Bodo Platform SDK Guide¶
Bodo Platform SDK is a Python library that provides a simple way to interact with the Bodo Platform API. It allows you to create, manage, and monitor resources such as clusters, jobs, and workspaces.
Getting Started¶
Installation¶
Create a workspace client¶
First you need to access your workspace in https://platform.bodo.ai/
and create an API Token in the Bodo Platform.
This token is used to authenticate your client with the Bodo Platform API.
Navigate to API Tokens in the Admin Console to generate a token.
Copy and save the token's Client ID and Secret Key and use them to define a client (BodoClient
) that can interact
with the Bodo Platform.
from bodosdk import BodoWorkspaceClient
my_workspace = BodoWorkspaceClient(
client_id="xxxxxxxx-xxxx-xxxx-xxxx-xxxxxxxxxxxx",
secret_key="xxxxxxxx-xxxx-xxxx-xxxx-xxxxxxxxxxxx",
)
Alternatively, set BODO_CLIENT_ID
and BODO_SECRET_KEY
environment variables to avoid storing keys in your code.
You can access the workspace_data
attribute of the client to get more information about your workspace:
from bodosdk import BodoWorkspaceClient
my_workspace = BodoWorkspaceClient()
print(my_workspace.workspace_data)
Additional Configuration Options for BodoClient
¶
print_logs
: defaults to False. All API requests and responses are printed to the console if set to True.
Create a cluster¶
This example creates a simple one node cluster in your workspace with the latest available bodo version. It returns a cluster object.
from bodosdk import BodoWorkspaceClient
my_workspace = BodoWorkspaceClient()
my_cluster = my_workspace.ClusterClient.create(
name='My first cluster',
instance_type='c5.large',
workers_quantity=1
)
Wait for status¶
You can use the wait_for_status
method to wait until the cluster ready to use.
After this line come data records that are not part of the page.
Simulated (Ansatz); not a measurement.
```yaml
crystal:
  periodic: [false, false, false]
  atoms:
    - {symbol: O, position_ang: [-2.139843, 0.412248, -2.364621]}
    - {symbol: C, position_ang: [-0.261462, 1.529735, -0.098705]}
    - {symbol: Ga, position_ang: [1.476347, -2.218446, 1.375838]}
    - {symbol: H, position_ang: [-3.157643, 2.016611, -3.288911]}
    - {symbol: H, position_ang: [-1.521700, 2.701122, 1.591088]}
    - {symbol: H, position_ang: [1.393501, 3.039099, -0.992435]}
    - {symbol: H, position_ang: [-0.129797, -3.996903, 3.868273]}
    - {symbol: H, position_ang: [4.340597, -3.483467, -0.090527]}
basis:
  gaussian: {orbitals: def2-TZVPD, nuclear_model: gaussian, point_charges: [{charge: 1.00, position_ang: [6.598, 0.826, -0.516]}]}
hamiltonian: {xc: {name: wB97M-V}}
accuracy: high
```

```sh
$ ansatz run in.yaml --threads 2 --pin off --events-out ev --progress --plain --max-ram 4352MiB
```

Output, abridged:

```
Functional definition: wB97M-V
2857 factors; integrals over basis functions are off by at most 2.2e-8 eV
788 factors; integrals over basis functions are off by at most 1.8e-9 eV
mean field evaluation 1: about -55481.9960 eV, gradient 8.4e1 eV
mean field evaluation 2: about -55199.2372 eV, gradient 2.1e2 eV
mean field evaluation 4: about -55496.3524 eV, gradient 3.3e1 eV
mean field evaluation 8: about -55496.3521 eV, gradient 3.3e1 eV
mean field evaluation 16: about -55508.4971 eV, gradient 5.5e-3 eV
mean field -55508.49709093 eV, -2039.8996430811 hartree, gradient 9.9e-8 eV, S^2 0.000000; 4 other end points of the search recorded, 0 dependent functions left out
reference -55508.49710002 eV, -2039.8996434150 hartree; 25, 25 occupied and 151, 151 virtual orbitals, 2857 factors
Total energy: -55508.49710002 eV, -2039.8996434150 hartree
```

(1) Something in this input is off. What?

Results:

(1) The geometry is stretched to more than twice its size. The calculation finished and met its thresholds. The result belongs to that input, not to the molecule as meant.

from bodosdk import BodoWorkspaceClient
my_workspace = BodoWorkspaceClient()
my_cluster = my_workspace.ClusterClient.create(
name='My first cluster',
instance_type='c5.large',
workers_quantity=1
)
my_cluster.wait_for_status(['RUNNING'])
This method will wait until either the cluster reaches any of the provided status, or fails (goes into the FAILED
status) for any reason.
Update your cluster¶
Now let's update our cluster. While the cluster is RUNNING
, you can update
the name
, description
, auto_pause
, auto_stop
,
and workers_quantity
(this will trigger scaling) fields only:
from bodosdk import BodoWorkspaceClient
my_workspace = BodoWorkspaceClient()
my_cluster = my_workspace.ClusterClient.create(
name='My first cluster',
instance_type='c5.large',
workers_quantity=1
)
my_cluster.wait_for_status(['RUNNING'])
my_cluster.update(
description='My description',
name="My updated cluster",
auto_pause=15,
auto_stop=30
)
All other modifications like instance_type
, bodo_version
etc. need the cluster to be STOPPED
first.
from bodosdk import BodoWorkspaceClient
my_workspace = BodoWorkspaceClient()
my_cluster = my_workspace.ClusterClient.get("cluster_id")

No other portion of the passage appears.